I started the Cape Cod Voice in 2001, a great little newsmagazine that printed for most of the first decade of the century.

A year in, sitting at my desk, long before phone calls went to voicemail, I answered one to hear the following:

“Is this Seth Rolbein, editor and publisher of something called The Cape Cod Voice?”

“That would be me.”

“This is Greg Goff, Executive Vice President of Village Voice Media. I’m letting you know that you must cease and desist publication, or change your name. You have no right to use the word ‘Voice.’ It violates important trademarks associated with the owner and publisher of The Village Voice in New York City.”

“This is some kind of joke, right?”

“Far from it.”

“Mr. Goff, have you ever heard of something called the First Amendment? You can’t stop me from using the word ‘Voice.’”

“Well Seth, you may or may not be a good journalist but clearly you’re not a competent trademark attorney.”

“Put it in writing,” I said, and hung up.

Sure enough, a registered letter showed up a few days later talking about treble damages, an accounting for profits, attorneys’ fees, on and on.

I figured I needed to marshal some resources. That led me to the door of a handsome brick home in Provincetown, my heart pounding as it always did when I knew I’d be seeing Norman Mailer.

He gestured for me to come in, and I remembered that though I thought of him as huge, he was a short burly guy, mischievous blue eyes glittering. He padded into the living room overlooking Cape Cod Bay, thick, short legs exposed under baggy briefs, reminding me of his interest in boxing.

“So what the f- is this now?” he asked as we settled down.

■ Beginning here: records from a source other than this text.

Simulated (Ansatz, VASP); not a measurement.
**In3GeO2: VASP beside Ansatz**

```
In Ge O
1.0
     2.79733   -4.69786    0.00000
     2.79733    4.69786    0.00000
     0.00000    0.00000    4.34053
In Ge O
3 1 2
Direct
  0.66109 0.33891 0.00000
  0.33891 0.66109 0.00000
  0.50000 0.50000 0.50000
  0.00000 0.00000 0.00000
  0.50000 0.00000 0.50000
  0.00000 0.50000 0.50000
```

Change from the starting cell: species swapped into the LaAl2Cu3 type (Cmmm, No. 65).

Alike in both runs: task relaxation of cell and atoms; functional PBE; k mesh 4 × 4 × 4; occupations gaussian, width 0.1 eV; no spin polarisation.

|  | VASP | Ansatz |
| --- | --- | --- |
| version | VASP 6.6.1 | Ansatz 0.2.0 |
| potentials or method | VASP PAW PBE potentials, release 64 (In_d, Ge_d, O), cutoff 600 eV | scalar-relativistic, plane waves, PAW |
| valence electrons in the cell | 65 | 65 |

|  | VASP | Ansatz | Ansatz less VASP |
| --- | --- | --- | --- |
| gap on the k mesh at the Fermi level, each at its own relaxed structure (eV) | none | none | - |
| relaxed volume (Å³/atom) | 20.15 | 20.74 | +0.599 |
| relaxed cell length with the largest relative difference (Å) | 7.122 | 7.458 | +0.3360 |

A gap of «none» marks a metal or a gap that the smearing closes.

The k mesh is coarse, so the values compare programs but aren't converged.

He heard my account, ran stubby fingers through his curly gray mop.

“I was one of the founders of that newspaper,” he growled. “but I figured you probably knew that. It’s a good name, original or not.” And there were the blue eyes, just to be sure I caught the little dig.

“So,” he asked, “have you decided what your new name will be?”

Then we burst into laughter.

“My hunch,” he mused, “is that they have some ambulance chaser on a cheap retainer to single out publications that are young and vulnerable, pick them off like hyenas at the edge of a herd. They might be in for a surprise this time though.”

A few days later I got a letter that I re-printed as fast as print deadlines allowed back then:

Dear Seth,

In 1955, Ed Fancher, Don Wolf and myself were the founding fathers of The Village Voice. I also came up with the name --- not a bad name for a small independent newspaper.

So I read of your troubles with woe. The notion that you must change the title of the Cape Cod Voice because the corporate legal and editorial types who now own the Village Voice feel that your presence might conceivably come to a possible loss of future profit for them is enough to make one retch. It’s monstrous. It violates everything that The Village Voice stood for over the decades. But you can’t stop a young corporate type who’s never been embarrassed by himself.

Yours in outrage,

Norman Mailer

The phone rang again, this time a Washington Post reporter wanting to do a story on the “amazing irony” that the Village Voice would try to “strong-arm” another independent newspaper while “stomping all over the First Amendment.”

“How’d you hear about me?” I asked, though I knew.

“We have a mutual acquaintance,” he said. “A famous mutual acquaintance.”

Then came phone calls from The New York Times, The Boston Globe, and National Public Radio.

But for the seven years that the Cape Cod Voice printed, the phone never rang again from the Village Voice.